Agents see potential opportunities emerge, but economists warn that price drops will continue
An uptick in home prices last month has split the housing market, with agents believing that opportunities could emerge as the market stabilises, but economists predicting that a bleak economic outlook will stifle demand.
National home prices rose in February, spurred by limited supply and strong demand, according to The Australian. The PropTrack Home Price Index found that prices were up 0.18% nationally last month, with all capitals except Hobart posting gains.
John McGrath, CEO of real estate company McGrath, told The Australian that there has been an uptick in demand across the housing market.
“Since Christmas we’ve seen a significant increase in buyer activity in Sydney, with online inquiry and open house numbers both spiking since January.”
McGrath pointed to two drivers in the housing market.

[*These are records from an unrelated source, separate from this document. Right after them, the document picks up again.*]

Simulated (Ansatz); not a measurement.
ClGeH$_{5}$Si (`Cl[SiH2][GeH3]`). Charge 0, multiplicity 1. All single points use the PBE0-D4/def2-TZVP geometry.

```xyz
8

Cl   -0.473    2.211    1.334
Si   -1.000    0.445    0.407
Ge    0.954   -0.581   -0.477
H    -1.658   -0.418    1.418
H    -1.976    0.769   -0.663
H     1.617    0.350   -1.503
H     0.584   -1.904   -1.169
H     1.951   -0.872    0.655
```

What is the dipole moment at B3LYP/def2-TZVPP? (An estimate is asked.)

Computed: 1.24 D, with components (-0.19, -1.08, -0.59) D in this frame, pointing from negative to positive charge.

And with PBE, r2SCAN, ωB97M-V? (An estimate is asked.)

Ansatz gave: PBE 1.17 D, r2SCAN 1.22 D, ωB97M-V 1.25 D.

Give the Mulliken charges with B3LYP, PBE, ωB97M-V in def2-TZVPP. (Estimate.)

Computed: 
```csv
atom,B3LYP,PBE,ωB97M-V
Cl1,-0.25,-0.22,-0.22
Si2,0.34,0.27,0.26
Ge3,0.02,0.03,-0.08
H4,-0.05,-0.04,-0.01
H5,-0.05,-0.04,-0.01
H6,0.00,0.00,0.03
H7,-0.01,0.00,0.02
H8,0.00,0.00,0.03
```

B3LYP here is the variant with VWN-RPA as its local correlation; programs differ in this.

“Firstly, listing levels are so low demand is outweighing supply,” he said. “However, the most telling factor is that buyers have sensed that we are at the bottom of the market cycle and they’re keen to get in during 2023 before we see rises in 2024.”
McGrath said that prospective buyers had already accounted for predicted rate rises.
“Buyers have factored in at least two more rate rises to their calculations, which I think is sensible, but they’re buying in most parts of Sydney at a 15% discount to 18 months ago, so, in the main, they even each other out,” he told The Australian.
McGrath also said that the skyrocketing rental market, where prices have jumped by 20% in most areas, is encouraging people to buy.
“First-home buyers are trying to get off the rental market and into homeownership if they can,” McGrath said.
McGrath acknowledged that many homeowners will be in for a shock as fixed-rate loans roll off.
“The greatest challenge will be fixed home loans coming off all-time lows and having to refinance at current rates after nine consecutive rises,” he told The Australian.
McGrath said the fixed-rate cliff could be a driver for higher listing activity. He also said the surge in migration could boost the market.
Read next: Here’s why homes are taking longer to sell
“With a forecast migration boom of around 300,000 into the country over the next 12 months, it should be more than enough to keep prices at current levels and indeed start upward pressure on values again within 18 months,” he said.
Ray White chief economist Nerida Conisbee told The Australian that the recent price gains in Sydney were probably driven by increasing population and housing shortages.
“Prices are starting to rise and listings remain low, meaning less competition for sellers, so it’s the perfect storm in property,” she said.
More price pain to come
Despite some agents’ optimism, the residential property market is still under pressure, with homes taking longer to sell and economists forecasting further price drops despite the uptick last month, The Australian reported.
Investment bank Morgan Stanley recently predicted that prices would continue to fall despite the slight bump last month.
“Our view remains for a 20% peak-to-trough price decline and, as such, we believe we are around halfway through this current price correction,” the bank said.
Jarden property analysts said that of all property sectors, the news was most negative for residential, with developers Mirvac and Stockland reporting weak first-half earnings from their housing operations.
Jarden warned of further housing pain unless the market corrects itself more quickly than expected, with feedback from developers suggesting that sales momentum would remain sluggish until rate stability improves, The Australian reported.